As Pleasant gives way to Humid/Hell, our family starts an unusual game of money saving endurance tinged with denial. I also am forced to give my students fair warning.
Basically our plan is to put off using our air conditioners as long as possible. Energy, even after the earthquake and tsunami and subsequent irratio-political battles over nuclear power, is still reasonably cheap in Japan. However, as cheap as it is, we are even cheaper (in a different sense of the word).
As the first step we take toward humid/hell, we put off taking out our fans. Granted, this is partly because the storage closet in the “variety room” (“junk room” is too strong a phrase as not everything in the room is junk) is hidden behind the variety pile. Taking out the fans thus requires a bit of rearranging, lots of washing of heavy blankets and the washing of the cover of the electric carpet. All of this is then folded and stuffed away with the kerosene heater whilst the fans are carefully assembled and the empty boxes returned to the storage closet.
We then endure the increasing humidity with fans and open windows for as long as possible. Our goal is to get as close to July as possible without having to use our air conditioners. (Note: most of Japan uses Split AC systems rather than central air, which means we have different ones for the living room and the bedroom.)
Once we end our denial, getting the air conditioners ready involves spraying them with cleaner and then running them to make sure the drain hoses still drain. (One year the living room one didn’t; temporary hilarity ensued. And a lot of wiping.)
We then use the fans to try and move air around. The variety room, where I do most of my “work” has no AC and I commandeer a fan to keep it coolish.
Then winter rolls around and the process operates in reverse.
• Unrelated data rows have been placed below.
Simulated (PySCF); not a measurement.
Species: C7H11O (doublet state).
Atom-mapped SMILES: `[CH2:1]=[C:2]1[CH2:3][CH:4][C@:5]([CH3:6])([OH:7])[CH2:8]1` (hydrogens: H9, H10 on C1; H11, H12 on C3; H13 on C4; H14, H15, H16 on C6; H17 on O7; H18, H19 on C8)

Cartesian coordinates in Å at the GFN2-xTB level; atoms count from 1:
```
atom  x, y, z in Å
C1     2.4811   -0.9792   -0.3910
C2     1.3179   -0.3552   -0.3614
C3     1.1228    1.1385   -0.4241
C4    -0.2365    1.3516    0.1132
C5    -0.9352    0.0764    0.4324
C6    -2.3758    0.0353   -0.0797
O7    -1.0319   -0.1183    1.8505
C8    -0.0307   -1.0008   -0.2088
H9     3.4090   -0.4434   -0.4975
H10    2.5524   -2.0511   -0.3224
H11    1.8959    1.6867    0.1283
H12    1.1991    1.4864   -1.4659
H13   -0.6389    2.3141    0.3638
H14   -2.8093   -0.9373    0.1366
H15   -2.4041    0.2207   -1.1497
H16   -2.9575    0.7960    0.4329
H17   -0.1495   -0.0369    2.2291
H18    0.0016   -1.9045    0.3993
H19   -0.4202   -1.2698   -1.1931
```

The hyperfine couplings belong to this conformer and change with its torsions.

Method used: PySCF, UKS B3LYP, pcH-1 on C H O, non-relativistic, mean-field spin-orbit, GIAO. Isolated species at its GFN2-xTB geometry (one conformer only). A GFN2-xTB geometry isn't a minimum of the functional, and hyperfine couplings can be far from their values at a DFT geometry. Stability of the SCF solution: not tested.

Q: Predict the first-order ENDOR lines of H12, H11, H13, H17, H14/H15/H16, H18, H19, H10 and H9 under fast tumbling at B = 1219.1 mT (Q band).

As for my students, the new school building where I work is impressive but is also bright because it has lots of windows (translation: it’s a big greenhouse). Students therefore battle each other over the proper temperature. My basic rule is they lose five points for every degree above 24 Celsius (about 75 Fahrenheit). The highest ever was when someone set the temperature for 30 Celsius (86 Fahrenheit). I pointed out that when the temperature reached 30 we usually turned the air conditioner on. I then deducted 30 points from the guilty students final score.
We just took out our fans. Our journey to hell is well under way.